# Read summary file of simulations and plot results   

After all simulations (`SIXTE`+ `xifusim`) a file is saved with all the information.   
This notebook reads that file and plot
1. **Histogram** of fraction of lost photons: has a 'normal' distribution? Can I assign a median value and a std deviation for that flux?   
   It is important to establish a simulation time that produces enough number of close pairs that could give rise to pile-up. Here we check that the fractions obtained in the different simulations are 'normally' distributed so that we can finally obtain a mean value   

In [None]:
# import modules for ploting and data manipulation
import matplotlib.pyplot as plt
import numpy as np
import pandas as pd
from astropy.visualization import hist
import glob
from scipy.stats import anderson, shapiro
import glob

In [None]:
config_version = "v5_20250621" #v3_20240917"
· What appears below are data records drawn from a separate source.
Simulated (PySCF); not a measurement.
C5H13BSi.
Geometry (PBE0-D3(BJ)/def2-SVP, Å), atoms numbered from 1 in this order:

## Read CSV files for all fluxes and store full information

In [None]:
# read all csv files in current dir
files = glob.glob(f'{config_version}/info*.csv')
nfiles = len(files)
# get list of fluxes from the files
fluxes = []
for file in files:
    df = pd.read_csv(file)
    fluxes.append(df['flux[mcrab]'].values[0])
# sort the files by flux
files = [x for _, x in sorted(zip(fluxes, files))]


# open figure (mosaic with nfiles subplots)
fig, axs = plt.subplots(3,3, figsize=(20,20))
ax = axs.flatten()
# loop over files
for i in range(nfiles):
    file = files[i]
    # read data from csv file
    df = pd.read_csv(file)
    # Read columns "simulation" and "fraction[%lost]" for the given exposure time
    sim = df["simulation"]
    frac = df["fraction_lost[%]"]
    # get data from the table
    exposure = df['exposure[s]'].values[0]
    filter = df['filter'].values[0]
    focus = df['focus'].values[0]
    Nimpacts = int(np.mean(df['Nimpacts'].values))
    Nmissing = int(np.mean(df['Missing'].values))
    flux_mcrab = df['flux[mcrab]'].values[0]
    nsims = len(sim)
    
    # plot a histogram (in the corresponding axis) of the fraction of lost photons for each simulation 
    hist(frac, ax=ax[i],bins='scott', color="blue", alpha=0.7)
    ax[i].set_xlabel("Fraction of lost photons [%]")
    ax[i].set_ylabel("Number of simulations")
    #ax[i].set_title(f"Histogram of fraction of lost photons ({len(sim)} simulations)")
    # print info about flux, exposure time, Nimpacts, filter and focus
    mean = np.mean(frac)
    std = np.std(frac)
    pm_str = u"\u00B1"

    # do a normality test
    stat, p = shapiro(frac)
    #print("Shapiro-Wilk test statistic: ", stat)
    #print("Shapiro-Wilk test p-value: ", p)
    # print a conclusion about the normality of the data
    if not p > 0.05:
        print(f"For flux {flux_mcrab}: The fraction of lost photons is NOT normally distributed (shapiro test)")
    
    # do an anderson-darling test for normality
    result = anderson(frac)
    #print("Anderson-Darling test statistic: ", result.statistic)
    #print("Anderson-Darling test critical values: ", result.critical_values)
    #print("Anderson-Darling test significance levels: ", result.significance_level)
    #print("Anderson-Darling test p-value: ", result.significance_level[2])
    # print a conclusion about normality
    normality = True
    if not result.statistic < result.critical_values[2]:
        print(f"For {flux_mcrab}: The fraction of lost photons is NOT normally distributed (anderson test)")
        normality = False
    boxtext = (f"Flux: {flux_mcrab}mCrab\nExposure time: {exposure} s\n"
               f"sims: {nsims}\n<Nimpacts>: {Nimpacts}\n"
               f"<Nmissing>: {Nmissing}\nFilter: {filter}\n"
               f"Focus: {focus}\nMean: {mean:.3f} {pm_str} {std:.3f}%\n"
               f"Anderson-Darling normality: {normality}\n")
    ax[i].text(0.45, 0.55, boxtext, fontsize=10, transform=ax[i].transAxes)
plt.show()

In [None]:
# save the figure to PNG file
fig.savefig(f"{config_version}/Figures/normality/histograms_normality.png", dpi=300)
# save the figure to PDF file
fig.savefig(f"{config_version}/Figures/normality/histograms_normality.pdf", dpi=300)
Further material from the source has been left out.